Pat Flood wants you to know something: Most people in and around the Legislature, believe it or not, are good people who want to get things done.

The Republican from Winthrop, who left the Maine Senate last month after a decade of service in Augusta, said that during his time there, “the legislative process was just as the writers as of the Constitution intended it to work.”

“I never received any inappropriate discussion from lobbyists or people working at the State House, never,” said Flood, 63. “It was always very refreshing and rewarding to me that everyone there was straight-up.”

For his service, the Kennebec Valley Chamber of Commerce will give Flood one of two Special Service awards at its annual ceremony on Jan. 23 at the Augusta Civic Center. The Kennebec Journal is a member of the chamber and a sponsor of the event.

Since Flood entered the Legislature in 2004 after a career with International Paper, he has had a reputation as a moderate, detail-oriented public servant respected by Democrats and Republicans. He also has served on the boards of local nonprofits, including the Family Violence Project and the Winthrop-area YMCA and the chamber of commerce.

Flood has been “a real gentleman and somebody who can get things done in the community,” said Peter Thompson, the chamber’s executive director.


From 2010 to 2012, Flood was co-chairman of the Legislature’s budget-writing committee, on which he served for eight years. Earlier this year, he was crucial in crafting a compromise deal that provided $5 million to reduce or eliminate waiting lists for hundreds of developmentally disabled adults needing home or community-based care.

“Finding agreement in areas that were ripe for disagreement was a very challenging and very rewarding kind of work,” Flood said.

He has also been willing, at times, to buck his party: In 2012, he and Sen. Roger Katz, an Augusta Republican, criticized Gov. Paul LePage for calling certain state employees “corrupt.”

This year, Flood endorsed independent Eliot Cutler in his unsuccessful campaign against LePage, who won a second term. He also backed Democrat Emily Cain over Republican Bruce Poliquin in the race for Maine’s 2nd Congressional District seat. Flood spent six years on the budget writing committee with Cain, who lost to Poliquin.

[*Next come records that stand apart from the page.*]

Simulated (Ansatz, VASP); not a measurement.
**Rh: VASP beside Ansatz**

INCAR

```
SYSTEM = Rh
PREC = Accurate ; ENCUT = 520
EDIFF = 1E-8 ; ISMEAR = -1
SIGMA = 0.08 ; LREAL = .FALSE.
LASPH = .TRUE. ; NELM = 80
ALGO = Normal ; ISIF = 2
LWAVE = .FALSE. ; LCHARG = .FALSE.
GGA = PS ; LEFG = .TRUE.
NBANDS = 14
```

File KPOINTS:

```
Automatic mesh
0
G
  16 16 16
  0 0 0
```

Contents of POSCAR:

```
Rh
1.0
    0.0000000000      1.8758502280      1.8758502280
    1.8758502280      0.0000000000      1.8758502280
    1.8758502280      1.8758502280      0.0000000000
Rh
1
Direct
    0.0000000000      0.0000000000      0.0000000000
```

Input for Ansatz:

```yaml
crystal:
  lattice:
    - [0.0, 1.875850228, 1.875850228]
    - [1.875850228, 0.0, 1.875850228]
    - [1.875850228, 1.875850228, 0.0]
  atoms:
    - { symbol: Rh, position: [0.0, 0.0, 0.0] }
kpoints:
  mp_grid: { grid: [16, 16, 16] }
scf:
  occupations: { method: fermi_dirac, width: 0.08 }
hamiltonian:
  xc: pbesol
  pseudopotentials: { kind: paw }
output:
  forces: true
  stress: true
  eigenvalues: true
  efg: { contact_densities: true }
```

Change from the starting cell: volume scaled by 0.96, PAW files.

Sharon Treat, a Democrat from Hallowell who also left the Legislature in December, worked with Flood on many local issues, as diverse as the future of Hallowell’s Stevens School complex and a controversy last year that stemmed from a state crackdown at Hallowell bars lacking dancing licenses.

She said Flood was well-respected for his attention to constituent concerns, calling him a good “convener of the parties” in government, often working to get solutions that were “the best you can get under the circumstances.”


“I think that in the Legislature, people can have different points of view on the issues,” she said, “but it’s important to be someone who stands by his word and has an ethical center, and Pat has that.”